NAME

Server::Starter - a superdaemon for hot-deploying server programs

SYNOPSIS

# from command line
% start_server --port=80 my_httpd

# in my_httpd
use Server::Starter qw(server_ports);

my $listen_sock = IO::Socket::INET->new(
    Proto => 'tcp',
);
$listen_sock->fdopen((values %{server_ports()})[0], 'w')
    or die "failed to bind to listening socket:$!";

while (1) {
    if (my $conn = $listen_sock->accept) {
        ....
    }
}

DESCRIPTION

It is often a pain to write a server program that supports graceful restarts, with no resource leaks. Server::Starter solves the problem by splitting the task into two. One is start_server, a script provided as a part of the module, which works as a superdaemon that binds to zero or more TCP ports or unix sockets, and repeatedly spawns the server program that actually handles the necessary tasks (for example, responding to incoming commenctions). The spawned server programs under Server::Starter call accept(2) and handle the requests.

To gracefully restart the server program, send SIGHUP to the superdaemon. The superdaemon spawns a new server program, and if (and only if) it starts up successfully, sends SIGTERM to the old server program.

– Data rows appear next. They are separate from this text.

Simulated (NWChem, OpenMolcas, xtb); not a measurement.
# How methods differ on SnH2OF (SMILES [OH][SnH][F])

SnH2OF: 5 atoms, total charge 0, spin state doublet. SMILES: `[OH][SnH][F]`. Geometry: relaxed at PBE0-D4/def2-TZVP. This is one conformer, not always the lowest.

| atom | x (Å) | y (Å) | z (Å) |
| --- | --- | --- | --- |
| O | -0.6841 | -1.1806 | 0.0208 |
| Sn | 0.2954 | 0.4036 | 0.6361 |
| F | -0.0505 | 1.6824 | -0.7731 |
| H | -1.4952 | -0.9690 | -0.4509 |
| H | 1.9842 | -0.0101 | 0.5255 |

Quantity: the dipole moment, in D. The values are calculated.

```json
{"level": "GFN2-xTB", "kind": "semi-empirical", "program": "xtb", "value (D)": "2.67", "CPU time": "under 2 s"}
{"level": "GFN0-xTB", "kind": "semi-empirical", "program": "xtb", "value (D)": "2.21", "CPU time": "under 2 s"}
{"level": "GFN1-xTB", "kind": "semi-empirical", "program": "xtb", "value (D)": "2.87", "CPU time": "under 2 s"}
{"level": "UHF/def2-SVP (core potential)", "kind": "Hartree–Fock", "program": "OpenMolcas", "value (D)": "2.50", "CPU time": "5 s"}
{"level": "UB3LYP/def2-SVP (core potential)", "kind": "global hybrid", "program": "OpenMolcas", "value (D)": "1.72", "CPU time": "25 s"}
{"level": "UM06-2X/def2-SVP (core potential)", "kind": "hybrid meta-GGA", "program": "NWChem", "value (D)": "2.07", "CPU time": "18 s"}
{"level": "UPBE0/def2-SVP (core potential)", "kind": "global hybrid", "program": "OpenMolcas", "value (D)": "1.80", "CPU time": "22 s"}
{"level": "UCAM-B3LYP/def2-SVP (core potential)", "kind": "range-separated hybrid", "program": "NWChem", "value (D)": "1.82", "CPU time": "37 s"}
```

By using Server::Starter it is much easier to write a hot-deployable server. Following are the only requirements a server program to be run under Server::Starter should conform to:

- receive file descriptors to listen to through an environment variable - perform a graceful shutdown when receiving SIGTERM

A Net::Server personality that can be run under Server::Starter exists under the name Net::Server::SS::PreFork.

METHODS

server_ports

Returns zero or more file descriptors on which the server program should call accept(2) in a hashref. Each element of the hashref is: (host:port|port|path_of_unix_socket) => file_descriptor.

start_server

Starts the superdaemon. Used by the start_server script.

AUTHOR

Kazuho Oku

SEE ALSO

Net::Server::SS::PreFork

LICENSE

This library is free software; you can redistribute it and/or modify it under the same terms as Perl itself.